On Thursday, March 13th, the Senate approved a bill passed earlier in the House of Representatives which reverses some reforms to the National Flood Insurance Program passed in 2012 and slows down rate increases for homeowners.
House Resolution 3370, the “Homeowner Flood Insurance Affordability Act of 2013” emerged as the most popular reform package after months of discussion in Congress. This action is in response to reforms passed in 2012 to address the $25 billion deficit of the NFIP. The “Biggert-Waters Flood Insurance Reform Act of 2012” resulted in premium increases of 25% per year for subsidized residential and commercial policy holders, affecting approximately 770 policies in Columbia and Montour counties. If a subsidized property was sold, the premium would increase to the full, actuarially-based rate immediately. Local insurance agents and lenders expressed concern that premium increases of 4x to as much as 10x the prior rates would result in properties becoming non-viable and abandoned.

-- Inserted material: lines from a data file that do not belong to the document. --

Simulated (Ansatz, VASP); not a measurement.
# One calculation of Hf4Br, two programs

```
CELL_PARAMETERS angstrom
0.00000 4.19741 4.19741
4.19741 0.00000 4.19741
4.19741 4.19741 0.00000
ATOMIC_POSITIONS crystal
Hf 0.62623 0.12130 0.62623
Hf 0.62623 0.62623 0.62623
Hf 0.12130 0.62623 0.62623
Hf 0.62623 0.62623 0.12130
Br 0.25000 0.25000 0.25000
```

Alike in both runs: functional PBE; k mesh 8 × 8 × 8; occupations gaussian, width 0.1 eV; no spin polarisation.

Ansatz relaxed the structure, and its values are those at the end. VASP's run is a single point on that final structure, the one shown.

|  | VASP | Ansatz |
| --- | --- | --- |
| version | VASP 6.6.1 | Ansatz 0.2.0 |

This legislation, which the President is expected to sign, would repeal the property sales trigger for rate increases. Subsidized premiums could not be increased by FEMA above 15% per year for a certain class of residential properties and above 18% for most primary residence properties. Policyholders that overpaid would receive a refund from FEMA.
Commercial policyholders would not see any relief as a result of H.R. 3370. Premiums would continue to increase 25% per year to the actuarially-based rate for commercial and secondary residence policies. Additionally, to help pay for the more gradual increases in premiums, a $250 annual surcharge would be implemented for these properties. The surcharge for primary residential policies would be $25 annually.
Representative Lou Barletta and Senators Casey and Toomey voted in favor of H.R. 3370. The Chamber has been in communications with the offices of each of these legislators to discuss the implications of rate increases on local communities and to express disappointment that commercial policyholders would be unfairly burdened through this legislation due to the disparity in rate increases and surcharges. Long-term solutions for communities need to include mitigation planning and assistance from the Federal government.
FEMA would be required to complete an affordability study within two years of the bill becoming law and minimize the number of policies with annual premiums that exceed one percent of the total coverage provided by the policy.